Today's Fayetteville Observer published this letter to the editor I wrote regarding taxpayer-financed campaigns.
Josh Glasser thinks he has found a silver bullet for all that ails today’s
political landscape: forcing taxpayers to finance political campaigns (“Clean
elections restore democracy,” May 3).
Unfortunately, Glasser’s solution has been tried before and the promised
benefits never materialize, while taxpayers suffer a severe blow to their right
to free speech and political expression.
For instance, Glasser believes taxpayer-financed campaigns will encourage
more people to run for elected office. Not true. Arizona implemented this system
in 2000 for statewide elections, and from 2002 to 2004, the number of statewide
candidates fell from 39 to seven.*
Glasser also seems concerned about the “money explosion” involved in
campaigns. But how is it fair to force taxpayers to finance highly paid
political consultants? That’s what Glasser prefers. At a time of economic
recession and swelling deficits for local governments across the state, would
you rather see your tax dollars going toward more police and schools, or to
finance a political ad with which you disagree?

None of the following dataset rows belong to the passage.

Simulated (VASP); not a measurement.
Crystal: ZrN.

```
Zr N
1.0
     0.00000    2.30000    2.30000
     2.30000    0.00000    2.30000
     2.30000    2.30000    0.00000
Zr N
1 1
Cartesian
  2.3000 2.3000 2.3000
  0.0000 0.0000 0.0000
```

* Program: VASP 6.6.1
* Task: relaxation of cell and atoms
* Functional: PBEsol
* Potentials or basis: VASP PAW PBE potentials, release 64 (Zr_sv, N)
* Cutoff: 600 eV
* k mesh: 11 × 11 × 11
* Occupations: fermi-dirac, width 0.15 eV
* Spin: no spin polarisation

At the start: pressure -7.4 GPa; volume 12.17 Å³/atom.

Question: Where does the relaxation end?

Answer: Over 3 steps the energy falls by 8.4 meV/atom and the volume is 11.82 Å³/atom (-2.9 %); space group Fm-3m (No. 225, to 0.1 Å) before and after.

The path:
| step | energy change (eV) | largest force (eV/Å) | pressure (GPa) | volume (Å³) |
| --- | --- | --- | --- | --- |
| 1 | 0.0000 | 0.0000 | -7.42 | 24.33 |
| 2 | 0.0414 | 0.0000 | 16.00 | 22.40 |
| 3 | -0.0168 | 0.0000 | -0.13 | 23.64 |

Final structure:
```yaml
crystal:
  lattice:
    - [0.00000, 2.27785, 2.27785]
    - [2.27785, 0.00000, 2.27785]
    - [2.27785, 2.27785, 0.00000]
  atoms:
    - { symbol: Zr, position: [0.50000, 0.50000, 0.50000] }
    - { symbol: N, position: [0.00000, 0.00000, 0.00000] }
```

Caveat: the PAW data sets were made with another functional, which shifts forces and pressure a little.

People who oppose taxpayer-financed campaigns don’t do so because we “feel
the current system works just fine.” We oppose them because, as history has
shown, they don’t produce the promised results and, more importantly, they erode
our liberty.
Glasser claims to support self-determination while advocating a bill that
would force taxpayers to finance political campaigns of candidates with whom
they completely disagree. When you strip away the fairy-tale promises that never
materialize, “clean elections” are downright dirty politics.
On a related note, the Locke Foundation's Daren Bakst writes about Senate Bill 336 – an important bill with major implications regarding North Carolina's welfare for politicians program that is scheduled for a Senate committee today.
The Senate
Judiciary I Committee is scheduled to hear SB
336, a bill that would repeal the matching fund provisions in North
Carolina's taxpayer campaign financing programs. Senator
Phil Berger (R-Guilford, Rockingham) is the primary sponsor of this very
important legislation.
As I have written, it is unconstitutional for the
government to punish candidates who spend beyond a threshold amount of money by
providing matching funds to their opponents.
*A reader from Arizona alerted me that statewide offices in AZ are four-year terms with a few minor exeptions, so a comparison between 2002 and 2004 for such races is not a very good indicator. I should have instead mentioned that the number of primary legislative candidates in AZ dropped from 208 in 2002 to 188 from in 2004, down from 223 in 2000 (the first year of "clean elections").
it is worth a try and you are talking about state elected officials in Arizona and this bill would be local municipal elections not state level elections.